To deconstruct the anthropological anatomy of a lipstick would be to ruin the beauty of its power.

Through the decades, the ages, actually the eons considering that the Sumerians were the first ones to invent it, lipstick has stood as the makeup that empowers a woman physically.

Whether it was Queen Elizabeth or Marilyn Monroe, the power of red lipstick resounds in the pages of history as the icon of the strong independent woman.

I am thrilled to see the movie Lipstick Under My Burkha use this tool.

Lipstick is such an overwhelming tool of sexual liberation and freedom; the darker it gets, the more dangerous assumptions are made about them. Take, for example, red lipstick. Red lipstick is often seen as a scandalous choice, to have a red mouth is to invite sexual attention.

Yet the painted red mouth was sported by Queen Elizabeth and Cleopatra as a status symbol; although they couldn’t avoid red lipstick from gaining notoriety as the ‘kiss of death’ owing to the slow poisoning caused by the heavy lead content.

In fact, middle-aged murals in Europe show the devil putting on red lipstick on women while churches infamously banned red lipstick whenever they got the chance to.

Really.

Sex workers since the times of Ancient Greece have been infamous for wearing dark lipstick to indicate their status- there was a law against them not wearing lipstick and posing as respectable women.

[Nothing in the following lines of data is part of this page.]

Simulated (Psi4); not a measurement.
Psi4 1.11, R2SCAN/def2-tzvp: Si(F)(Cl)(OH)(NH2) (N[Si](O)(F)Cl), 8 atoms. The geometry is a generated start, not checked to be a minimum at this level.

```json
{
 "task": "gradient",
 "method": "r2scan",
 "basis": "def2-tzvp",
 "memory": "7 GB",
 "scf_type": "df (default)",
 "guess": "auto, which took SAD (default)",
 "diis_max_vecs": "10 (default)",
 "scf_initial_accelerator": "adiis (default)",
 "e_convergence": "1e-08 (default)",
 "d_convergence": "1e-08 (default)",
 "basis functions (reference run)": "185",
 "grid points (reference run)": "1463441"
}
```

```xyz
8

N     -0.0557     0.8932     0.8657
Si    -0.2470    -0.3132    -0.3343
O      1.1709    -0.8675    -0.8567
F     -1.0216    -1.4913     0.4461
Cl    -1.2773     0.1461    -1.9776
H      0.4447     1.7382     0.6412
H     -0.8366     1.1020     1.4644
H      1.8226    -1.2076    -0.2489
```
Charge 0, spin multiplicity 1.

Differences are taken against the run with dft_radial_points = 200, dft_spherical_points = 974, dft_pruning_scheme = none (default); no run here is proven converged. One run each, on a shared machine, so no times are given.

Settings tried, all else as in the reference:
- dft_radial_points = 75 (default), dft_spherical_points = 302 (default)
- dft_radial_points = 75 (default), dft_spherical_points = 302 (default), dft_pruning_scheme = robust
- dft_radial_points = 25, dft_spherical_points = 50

Who preferred pinker hues obviously.

Even in 20th century, look at Audrey Hepburn. She has quintessentially been more favored than Marilyn Monroe, much more acclaimed for her acting. And she made famous that trademark glossy pink lipstick since Breakfast at Tiffany’s.

Coincidence? NO. Well, she was a gentleman’s sweetheart, she had to be all that lovely.

In a woman’s face, the mouth becomes the focus. Quoted from an article on Bustle.com, “the first and most famous public demonstration of red lipstick was performed by suffragettes as they poured into the New York streets in protest in 1912.

In fact, according to Mic, Elizabeth Arden herself was handing out lipstick to marching suffragettes.” Further, it goes on to say that lipstick took a patriotic spin during the World War II because Hitler hated it! “By the ’30s, Vogue declared that lipstick was “the most important cosmetic for women,” after all.

The rise and reign of Angelina Jolie or Madonna, Gwen Stefani, Amy Winehouse, even Taylor Swift justifies this till date. These powerhouses of women are inseparable from their lipstick game.

Or Rekha in Bollywood for that matter; with her dramatic dark mouth she rolled out a new identity for liberated women in India who were fearless.

Also Read: How (Not) To Be A Lady: How Should We Define Femininity In This Millennial?

In another well-poised article on The Independent about Marjane Satrapi’s Persepolis, subtitled ‘The Lipstick Revolution’, I found these lines interesting, “This section [her return to Iran for a few years] brilliantly dissects the reality of life in a modern totalitarian state, where individuals keep rebellion alive not through political debate so much as through lipstick and dancing.

“They looked like the heroines of American TV series,” runs the caption over an image of Marjane meeting her childhood friends in Tehran, all of whom have blossomed into glossy, flirtatious butterflies.”

Forget revolution, in a study conducted by Harvard in partnership with Procter and Gamble, too many successful working women admitted that their favourite lipsticks boosted their confidence at work. Walk into any office, team leaders and girl bosses can routinely be spotted keeping their lipstick and hair game strong.

Apparently, lipstick is a man magnet too. An article on PopSugar states this, “Lips make all of us think of kissing and since men are such visual creatures, sexy red lips can almost do as much for a man as the kiss itself. It also subconsciously sends the message that you are open to a romantic and passionate relationship.”

Romance. Passion. Sex. That’s what lipsticks make people think. It makes the mouth such a seat of attention that highlights the sensuality of a female. You see it is not Eyeshadow Under My Burkha or Rouge Under My Burkha, it is lipstick. The mouth that vocalises, expresses, speaks forth.

It is not the eyes that see or the cheeks that blush. The focus is on the mouth that can go full, “Halla Bol!”

This is the time for a change, and I am proud that women are back on the forefront demanding their bodies to be free.

The expression of sexual liberation in a patriarchal world can raise too many hairs on people’s necks; how can any society allow Ratna Pathak to have phone sex with a younger man?

But if has to happen within closed doors, so be it. If the lipstick has to be worn under a burkha, so be it.

Unlike the red of the sindoor that declares a woman as a man’s property in this Indian heritage, a red lipstick has been a muted middle finger over generations for women who like to have a bit of fun.

Thus, it is not simply a timeless signature of being fertile but also prefigures exercising that fertility in ways the women deem fit.